Babylon A.D.

If your audience is expecting a post-apocalyptic sci-fi action movie in which your beefcake hero runs around and shoots a bunch of bad guys, while protecting a mysterious young girl then really, it should be quite hard to screw it up.  Make it exciting, give it some funky dialog and some charismatic characters, give them something to deal with together to form some bonds, and reveal the back story as you go illuminated through the lights of tracer rounds and frag grenades.

I admit it’s not easy or we’d all be doing it, but there are some advantages to bringing a sci-fi action movie to the screen in terms of plot development and character depth.  Get it anyway half decent and the crowds will be happy.

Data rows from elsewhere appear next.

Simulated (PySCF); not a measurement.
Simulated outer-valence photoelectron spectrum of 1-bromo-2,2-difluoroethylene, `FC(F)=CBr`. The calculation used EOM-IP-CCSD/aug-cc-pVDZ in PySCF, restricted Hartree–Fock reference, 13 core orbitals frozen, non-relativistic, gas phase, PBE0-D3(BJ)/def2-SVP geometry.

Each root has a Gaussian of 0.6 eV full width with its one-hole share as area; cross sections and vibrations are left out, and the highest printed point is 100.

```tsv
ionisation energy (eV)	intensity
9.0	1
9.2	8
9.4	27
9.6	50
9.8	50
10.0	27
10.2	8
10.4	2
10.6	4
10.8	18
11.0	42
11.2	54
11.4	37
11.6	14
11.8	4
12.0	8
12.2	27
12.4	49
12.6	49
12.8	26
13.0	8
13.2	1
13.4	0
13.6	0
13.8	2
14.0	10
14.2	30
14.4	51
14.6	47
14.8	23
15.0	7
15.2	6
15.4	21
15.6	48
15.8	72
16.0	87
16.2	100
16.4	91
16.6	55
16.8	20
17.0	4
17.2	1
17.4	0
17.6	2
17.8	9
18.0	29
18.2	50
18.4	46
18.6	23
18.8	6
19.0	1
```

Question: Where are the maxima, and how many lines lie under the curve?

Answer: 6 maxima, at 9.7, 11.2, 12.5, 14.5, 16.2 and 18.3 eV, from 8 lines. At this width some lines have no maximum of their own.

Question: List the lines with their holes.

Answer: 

Which makes it all the harder to excuse Babylon A.D. and to understand what the hell they thought they were doing.  Oh it starts out on a firm footing, Diesel still has enough on-screen presence and acerbic charm to pick up the role (essentially Riddick without the mirrored eyes) and he can cook!  We get a little back story, we get some evidence he’s bad ass, and we get to meet the other two of the trio as he collects them (in quite an amusing manner) from their little convent.  There’s something weird about the girl, and there are some people trying to capture her.  Perfect, now we just need a good solid set of action combat / chase sequences and a small twist near the end and we’re golden.

Maybe the girl’s female protector turns out to be a bad guy, maybe Diesel’s character turns out to be a double agent, maybe the whole world turns into tofu, just something little and twisty after all the action to make us look back and go ‘oh yes, I see now’.  That’s what a twist should be, not something out of the blue but something which makes you re-evaluate what you saw and assumed.  Just to remind you to pay more attention next time.  It shouldn’t be obvious before-hand, but it should be totally obvious with hindsight.  That’s the point right?   To suck us in and then whack us when we’re not looking?

Why then, why in the name of all the Norse gods, does Bablyon A.D. take a 345 degree turn 15 minutes before the end and tell a completely different story about which we had no warning.  No hidden messages.  Yes, the girl was weird, maybe psychic, maybe telepathic, perhaps just odd.  But if you have to tell us what happened before the movie started, with 8 minutes of monologue from a character we’ve only just met, so that you can then justify the last 11 minutes of the movie, you’re doing it wrong.

Come on!  Basically, Bablyon A.D. is two movies, everything you see up to the 15 minutes before the end, and then everything after that.  We listen to some exposition which explains why the girl is weird, who the bad guy is, what is really going on, and then we get a limp-wristed end sequence.  Really, I’ve not been left hanging by a movie as badly as this before and I’ve watched some crud.  It’s a true shame because it feels like Bablyon A.D. reached for something and failed and instead of that being recognised and aspirations toned down, they just hacked it together any way they could to deliver the story they’d tried and failed to shoot.  I’d rate the first three quarters as a passable and watchable action sci-fi movie and the last 15 minutes or so as pure shite.